Uranus and Neptune are often called ice giants, contrasting them with both terrestrial planets and gas giants. In reality, there is little or no ice on them. However, even this is not their greatest paradox and mystery.

Ice giants
A study of Uranus and Neptune recently appeared online, attracting considerable interest from the general public. It discussed research into the composition of the depths of these planets, which is likely to be quite different. Therefore, our understanding of these objects as a separate class of ice giants can be called into question.
However, in reality, this statement cannot be considered surprising. But to understand why, we need to look at the very origin of this term.
As people explored the Solar System, they learned that planets can be very different from Earth. While Mercury, Venus, and Mars are rocky spheres like our world, Jupiter and Saturn do not have solid surfaces and are more similar in chemical composition to stars that never ignited.

The existence of two types of planets already seems mysterious. However, if you move further away from the Sun, you will encounter Uranus and Neptune, which, at first glance, resemble smaller copies of Jupiter and Saturn. However, hydrogen and helium, which make up most of the mass of stars, brown dwarfs, and Jupiter- and Saturn-type planets, account for only 20% of their mass. The rest is rock, water, methane, ammonia, and other substances heavier than helium.
At the same time, water, methane, and ammonia make up most of the mass of Uranus and Neptune, while everything else (silicate rocks and metals) is concentrated mainly in the cores of these planets. It is also important that these worlds are so far from the Sun that these three substances, which are in liquid and gaseous states on Earth, would be ice there. It is this assumption that gave the name to this type of world, which are like gas giants, but not quite.
Ice, liquid, gas
However, in reality, everything is much more complicated. It is important to remember that the enormous mass of Uranus and Neptune generates powerful gravitational forces that compress matter. Therefore, although the upper layers of the atmospheres of Uranus and Neptune have a temperature of about -220°C, at greater depths the temperature can reach several thousand degrees under high pressure.
Under such conditions, ammonia, water, and methane are not in a state of ice, but are supercritical fluids. This is a special state of matter in which there is no longer any difference between liquid and gas. At the same time, substances inside this supercritical fluid can partially transition to a solid state. For example, methane can turn into diamonds, which quickly fall into areas closer to the planet’s core. The formation of exotic forms of water ice is also possible in this layer.

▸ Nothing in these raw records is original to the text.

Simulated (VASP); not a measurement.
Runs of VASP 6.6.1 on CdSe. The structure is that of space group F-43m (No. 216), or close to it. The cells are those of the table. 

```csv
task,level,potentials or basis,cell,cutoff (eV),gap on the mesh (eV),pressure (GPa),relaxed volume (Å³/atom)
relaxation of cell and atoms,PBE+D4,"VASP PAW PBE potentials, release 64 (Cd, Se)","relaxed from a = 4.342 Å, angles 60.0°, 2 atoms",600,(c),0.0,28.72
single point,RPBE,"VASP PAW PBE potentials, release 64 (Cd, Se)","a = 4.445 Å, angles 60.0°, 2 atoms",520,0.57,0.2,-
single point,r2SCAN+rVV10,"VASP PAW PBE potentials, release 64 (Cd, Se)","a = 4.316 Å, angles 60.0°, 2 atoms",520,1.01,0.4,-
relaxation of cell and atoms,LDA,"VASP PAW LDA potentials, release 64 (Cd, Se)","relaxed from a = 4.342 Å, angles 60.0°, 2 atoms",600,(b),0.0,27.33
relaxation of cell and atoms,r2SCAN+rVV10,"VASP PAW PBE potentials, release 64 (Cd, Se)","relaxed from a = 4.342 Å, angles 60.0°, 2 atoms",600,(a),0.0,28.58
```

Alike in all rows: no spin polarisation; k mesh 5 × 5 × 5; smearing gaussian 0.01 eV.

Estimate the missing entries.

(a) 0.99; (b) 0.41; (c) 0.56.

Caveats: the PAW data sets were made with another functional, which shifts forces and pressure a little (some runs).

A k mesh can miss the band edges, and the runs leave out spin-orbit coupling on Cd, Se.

At this stage, one might get the wrong impression that the difference between gas giants is actually minimal, because on Jupiter and Saturn, as you go deeper, hydrogen and helium also start to act like liquids and then metals, but really, the stuff there stays a gas, just a really dense one.
In any case, Uranus and Neptune cannot be called stars that did not ignite. In terms of their chemical composition, they are as far from the Sun as they are from Earth. One could assume that these are separate types of planets and leave it at that, if we did not end up with three completely different types of celestial bodies instead of two, all of which would have to have formed from the same accretion disk.
The formation of planets
In fact, for modern astrophysics, all these questions are not as unsolvable as they may seem. Scientists have observed accretion disks around young stars many times. The theory that small particles begin to stick together, forming larger and larger objects, is well developed. According to this theory, in the final stage, they stick together, forming young planets, inside which heating and gravitational differentiation of depths begin. They melt, heavy elements end up in the core, lighter ones – near the crust.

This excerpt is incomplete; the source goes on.